1069 - 1623

Be wary of trying to kill two birds with one stone

Palmer v Cornwall County Council [2009] EWCA Civ 456

A pupil aged 14 was hit in the eye by a rock thrown at a sea gull by another pupil. The accident happened during the school lunch break. An action was raised against the local education authority and proceeded to a trial on liability only. The claimant relied on the Occupiers Liability Act and also common law.

The claimant failed at first instance, but appealed the common law case. The Court of Appeal found the local authority to be negligent on the basis of inadequate supervision.

The school arrangement was that the pupils ate their lunch indoors and then would go outside for a period of free time, when they could play games or relax. As the injured boy was aged 14, this meant he played at a designated area for years 9 and 10 at one end of a field. The opposite end was designated for years 7 and 8. Supervision of the play areas on the field was organised on a rota basis and was carried out by dinner ladies. There were two dinner ladies on duty but they agreed between them that one would be responsible for supervision outside and the other for supervision indoors, moving to the outside as the building emptied of pupils.

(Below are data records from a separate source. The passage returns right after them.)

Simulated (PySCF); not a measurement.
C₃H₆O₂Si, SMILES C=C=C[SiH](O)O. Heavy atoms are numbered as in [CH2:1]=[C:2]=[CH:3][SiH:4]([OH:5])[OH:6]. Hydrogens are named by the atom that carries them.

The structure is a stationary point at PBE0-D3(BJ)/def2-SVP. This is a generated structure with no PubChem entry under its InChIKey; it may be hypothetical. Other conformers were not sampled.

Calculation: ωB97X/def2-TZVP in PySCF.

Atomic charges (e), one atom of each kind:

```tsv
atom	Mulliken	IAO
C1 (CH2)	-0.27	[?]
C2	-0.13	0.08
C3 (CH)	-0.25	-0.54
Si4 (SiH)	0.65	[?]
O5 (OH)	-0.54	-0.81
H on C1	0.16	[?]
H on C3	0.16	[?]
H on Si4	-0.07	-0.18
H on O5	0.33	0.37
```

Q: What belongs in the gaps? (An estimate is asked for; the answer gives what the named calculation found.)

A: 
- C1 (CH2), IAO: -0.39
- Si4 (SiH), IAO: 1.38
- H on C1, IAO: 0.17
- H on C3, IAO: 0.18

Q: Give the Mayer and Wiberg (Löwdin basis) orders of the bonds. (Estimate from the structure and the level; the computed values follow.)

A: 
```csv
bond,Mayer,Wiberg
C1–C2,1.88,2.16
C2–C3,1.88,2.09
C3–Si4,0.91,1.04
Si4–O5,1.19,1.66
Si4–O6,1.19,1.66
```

At first instance, the critical areas of dispute were (1) the number of pupils under the supervision of the one supervisor; (2) the appropriate ratio of supervisor to pupils so as to provide proper supervision; (3) whether, as certain of the witnesses maintained, throwing stones had occurred on a number of occasions prior to this incident; (4) the length of time over which stones were being thrown on the day in question; and (5) whether this incident would have happened even with additional supervision.

On appeal, the court held that it would not be possible to say that a certain ratio must be adhered to in each and every case; all must depend on the circumstances and the assessment of risks. It was accepted that younger children need closer supervision than older children, but all children need a degree of supervision. The court did not consider it was important that there should have been previous incidents.

The court held that to have one dinner lady supervisor who would be stretched to supervise over 150 pupils in years 7 and 8, only glancing occasionally at years 9 and 10, was, in their view, clearly negligent. If there were 300 pupils out in the field at the time of the incident, of which it would seem clear that well over half would be years 7 and 8, it was doubtful whether two supervisors concentrating 100% on those age groups would have been sufficient. Effectively, the children in years 9 and 10 were left unsupervised. It was also observed that since the purpose of appropriate supervision is to deter children taking part in dangerous activities, as well as to stop the dangerous activities as they do occur, a court should not be too ready to accept that the dangerous activity would have happened anyway.